Justification among the Liberals

Justification among the Liberals April 13, 2012

No one really speaks for liberals; liberalism is so diverse no one represents it all. Except F.D.E. Schleiermacher, the father of liberal theology. In a world coming of age, or moving from one age to another, Schleiermacher, raised among the Moravian Pietists of Germany’s Lutheran church, sought to communicate the Christian faith in a way that knew the limits of science but explored the dimensions of religious experience.

Which leads us to Alan J. Spence’s sketch of how Schleiermacher understood justification in his book Justification: A Guide for the Perplexed, and it should be remembered that Lutheranism and justification by faith are almost synonymous. The justification worldview Spence outlines — God as judge, humans as sinners deserving condemnation, God’s gracious restoration of humans to being right with God by divine declaration on the basis of what Christ alone has done, our reception of that judgment by faith — comes into serious conflict with Schleiermacher’s worldview and justification in the liberal tradition would never again be the same. Schleiermacher’s famous book is called The Christian Faith.

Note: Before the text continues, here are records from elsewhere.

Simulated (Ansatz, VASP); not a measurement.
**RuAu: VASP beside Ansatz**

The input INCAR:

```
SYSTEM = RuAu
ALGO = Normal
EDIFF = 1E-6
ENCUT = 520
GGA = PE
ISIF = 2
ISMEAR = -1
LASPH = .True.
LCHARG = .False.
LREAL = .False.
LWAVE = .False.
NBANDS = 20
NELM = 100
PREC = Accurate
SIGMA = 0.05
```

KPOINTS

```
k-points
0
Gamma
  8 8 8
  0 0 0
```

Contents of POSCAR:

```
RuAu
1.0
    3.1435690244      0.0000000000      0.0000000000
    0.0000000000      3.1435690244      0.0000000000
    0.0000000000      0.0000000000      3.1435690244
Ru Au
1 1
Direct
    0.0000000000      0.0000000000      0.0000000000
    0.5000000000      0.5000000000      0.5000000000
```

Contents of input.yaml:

What factors in liberalism come into play that reorient the meaning of justification?

Spence’s contention, and this is a well-worn meme in theological studies, is that Schleiermacher’s theology explored not the objective reality of God, or even the objective reality of Scripture, but the subjective world of spirituality. Thus, “the appropriate subject-matter of theology is human spirituality or piety” (95). [So much of the contemporary discussion of “spirituality” is a Schleiermachian kind of exploration, and this approach provides the widest possible field for ecumenical unity — exploring religious experience permits various religions to communicate across the spectrum.]

The essence of this Schleiermachian approach is his famous expression: “the consciousness of being absolutely dependent” (95). Systematic theology in his hands is all re-expressed in light of that consciousness.

Faith in God? “nothing but the certainty concerning the feeling of absolute dependence” (97). Sin? When “God-consciousness…. determines our self-consciousness as pain” (97). It is a consciousness of estrangement. Justice of God? This is an “ordained … connexion between evil and actual sin” (98) — in other words, the correlation of evil and injustice and our lack of God-consciousness. So the justice of God for Schleiermacher seems to be entirely retributive. God’s justice holds back sin before the coming of redemption.

Person and work of Christ? What makes Jesus unique is his singular and absolute God-consciousness so his work is to draw us into his God-consciousness. His difference then is one of degree, not kind. He alone originates this God-consciousness though; ours is derivative from his.

Salvation is communicated through the community that forms a continuity with the God-consciousness of Jesus. He was against what he called a “magical” view of salvation: double imputation, transference of our sin to him or his standing to us, something from the 1st Century impacting us now … thus the death of Jesus is not of value to our salvation now; it is not atoning.

So, now, what about justification? It is about our self-consciousness changing and forgiveness is a new kind of consciousness toward God, not about something God does for us.

Spence: “The outward shape of a Protestant understanding of justification is present in Schleiermacher’s presentation. But the heart of it has been removed” (107). It is not an act of God but a perception by humans.

The words of Reinhold H. Richard Niebuhr loom: “A God without wrath brought men without sin into a kingdom without judgement through the ministrations of a Christ without a Cross” (108; from Niebuhr, The Kingdom of God in America, 193).